I have a full-text index with an empty stoplist.
The table contains a row with the value 'A. Beta'. If I search for 'A. Beta' or 'A. beta' (using full-text search) the row shows up correctly. But if I search for 'a. Beta' or 'a. beta' the row does not show up.
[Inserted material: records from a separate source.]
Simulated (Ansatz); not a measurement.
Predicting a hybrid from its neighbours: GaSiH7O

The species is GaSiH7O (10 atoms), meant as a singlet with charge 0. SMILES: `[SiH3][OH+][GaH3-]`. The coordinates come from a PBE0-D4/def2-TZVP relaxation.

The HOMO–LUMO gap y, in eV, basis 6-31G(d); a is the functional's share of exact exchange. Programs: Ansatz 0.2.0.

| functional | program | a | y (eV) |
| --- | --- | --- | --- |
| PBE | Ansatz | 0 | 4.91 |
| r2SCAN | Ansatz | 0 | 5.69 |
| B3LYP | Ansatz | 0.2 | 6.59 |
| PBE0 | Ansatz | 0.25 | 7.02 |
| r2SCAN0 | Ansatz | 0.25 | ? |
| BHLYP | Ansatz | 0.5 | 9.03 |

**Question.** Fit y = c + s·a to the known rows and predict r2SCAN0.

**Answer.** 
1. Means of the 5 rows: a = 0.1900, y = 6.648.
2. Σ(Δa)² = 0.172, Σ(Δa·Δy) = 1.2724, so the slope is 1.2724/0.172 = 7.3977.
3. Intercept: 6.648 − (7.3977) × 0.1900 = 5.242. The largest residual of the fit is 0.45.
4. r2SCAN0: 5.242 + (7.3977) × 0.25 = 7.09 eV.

What is happening? Is there a good workaround to this? I could remove full stops from the search string before sending it to the database, but is there anything else I should remove?
Example:
CREATE TABLE mytable (
id BIGINT IDENTITY NOT NULL,
name VARCHAR(256) NOT NULL,
CONSTRAINT mytable_pk PRIMARY KEY (id)
);
CREATE FULLTEXT STOPLIST empty_stoplist;
CREATE FULLTEXT CATALOG mytable_catalog;
CREATE FULLTEXT INDEX ON mytable (
name Language 1033
)
KEY INDEX mytable_pk
ON mytable_catalog;
ALTER FULLTEXT INDEX ON mytable SET STOPLIST empty_stoplist;
ALTER FULLTEXT INDEX ON mytable START UPDATE POPULATION;
INSERT INTO mytable (name) VALUES ('A. Beta');
-- Wait until indexing is complete
SELECT * FROM mytable mt WHERE CONTAINS(mt.*, '"A. Beta"');
-- 1 result
SELECT * FROM mytable mt WHERE CONTAINS(mt.*, '"A. beta"');
-- 1 result
SELECT * FROM mytable mt WHERE CONTAINS(mt.*, '"a. Beta"');
-- 0 results
SELECT * FROM mytable mt WHERE CONTAINS(mt.*, '"a. beta"');
-- 0 results
Running the fts parser on 'A. Beta' and 'a. Beta' gives different results. This might be related:
-- Replace 7 with the id of 'empty_stoplist' or use NULL instead (same result).
select * from sys.dm_fts_parser('"A. Beta"', 1033, 7, 0)
-- keyword group_id phrase_id occurrence special_term display_term expansion_type source_term
-- 0x0061 1 0 1 Exact Match a 0 A. Beta
-- 0x0062006500740061 1 0 2 Exact Match beta 0 A. Beta
vs.
-- Replace 7 with the id of 'empty_stoplist' or use NULL instead (same result).
select * from sys.dm_fts_parser('"a. Beta"', 1033, 7, 0)
-- keyword group_id phrase_id occurrence special_term display_term expansion_type source_term
-- 0x0061 1 0 1 Exact Match a 0 a. Beta
-- 0xFF 1 0 9 End Of Sentence END OF FILE 0 a. Beta
-- 0x0062006500740061 1 0 10 Exact Match beta 0 a. Beta
The problem is actually not with case sensitivity but with the period in a. Beta
which the full text parser is interpreting as "end of sentence". In other words, the parser correctly interprets A.
(uppercase) as an abbreviation and ignores the period but it thinks a.
(lowercase) is the end of a sentence instead of an abbreviation since abbreviations are typically capitalized in English. The full text engine uses end-of-sentence markers as well as end-of-paragraph markers when counting word occurrences to avoid false positives when matching quoted phrases. (I don't know much else about how occurrence counting works other than this vague statement from How Search Query Results Are Ranked: In order to avoid false positives in phrase and proximity queries, end-of-sentence and end-of-paragraph introduce larger occurrence gaps.)
The easiest way to work around this problem is to remove periods from the search string. You will find that both of these searches will return the 1 result you are looking for.
SELECT * FROM mytable mt WHERE CONTAINS(mt.*, '"A Beta"');
SELECT * FROM mytable mt WHERE CONTAINS(mt.*, '"a Beta"');